Dolphins needed Timmons more than they needed to punish him

The Miami Dolphins desperately need a linebacker. Lawrence Timmons is a linebacker with a Super Bowl ring from his Pittsburgh days and a couple of sacks of Matt Moore in last January’s playoff game. All is forgiven.

It’s really that simple. Whether we ever get the details on Timmons’ decision to flake out on the Dolphins on the night before their Sept. 17 game at Los Angeles is immaterial. NFL teams need guys built for the NFL and will accommodate them no matter what.

Miami Dolphins linebacker Lawrence Timmons (94) on the sidelines at Hard Rock Stadium in Miami Gardens, Florida on August 17, 2017. (Allen Eyestone / The Palm Beach Post)
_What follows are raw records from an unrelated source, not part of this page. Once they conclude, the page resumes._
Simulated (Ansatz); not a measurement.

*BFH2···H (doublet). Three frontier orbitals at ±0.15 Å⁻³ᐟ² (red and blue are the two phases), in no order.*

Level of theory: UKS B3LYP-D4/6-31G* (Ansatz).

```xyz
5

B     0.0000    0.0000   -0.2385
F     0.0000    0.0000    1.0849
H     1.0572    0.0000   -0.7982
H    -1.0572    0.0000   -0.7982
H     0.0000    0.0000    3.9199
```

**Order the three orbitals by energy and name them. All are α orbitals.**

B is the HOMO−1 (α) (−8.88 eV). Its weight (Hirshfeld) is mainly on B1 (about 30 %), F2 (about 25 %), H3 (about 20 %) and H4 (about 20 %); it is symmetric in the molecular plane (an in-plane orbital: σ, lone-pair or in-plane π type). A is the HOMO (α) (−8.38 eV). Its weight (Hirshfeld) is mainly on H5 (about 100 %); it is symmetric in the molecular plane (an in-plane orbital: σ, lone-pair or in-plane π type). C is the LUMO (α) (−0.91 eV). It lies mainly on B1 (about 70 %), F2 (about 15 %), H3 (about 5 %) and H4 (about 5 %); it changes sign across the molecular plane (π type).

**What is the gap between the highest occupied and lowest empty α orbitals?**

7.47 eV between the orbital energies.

Thus an indefinite suspension is ended without explanation, and a definitely improved defensive unit boards the plane for London and Sunday’s game against the New Orleans Saints.

Don’t have to go far to find other examples.

Look to T.J. McDonald. The Dolphins signed him in March with full knowledge that the veteran safety is suspended for the first eight games of the season for violating the NFL’s substance abuse policy. Then, when McDonald looked pretty good in practice, the team gave him a newer, better deal. Four years at $24 million, with $10 million guaranteed.

All of that for a guy who has not played one snap for Miami, and who won’t be able to play until the season is half shot. The Dolphins need help in the secondary. McDonald is good enough to have started 53 games for the Rams, with plenty of big hits on his resume. All is forgiven, and on top of that greatness is forecast.

Then there is Ndamukong Suh. In 2015 the Dolphins signed him to what was the biggest contract ever for a defensive player. They did it even though Suh had already racked up more than $250,000 in fines for player-safety violations during his time in Detroit. Dirty play is the simpler way to say it, like stomping on a player while he’s on the ground.

There’s nothing special about Lawrence Timmons or the way the Dolphins are reacting.

Bottom line, a couple of games is as long as the Dolphins believed they could do without him.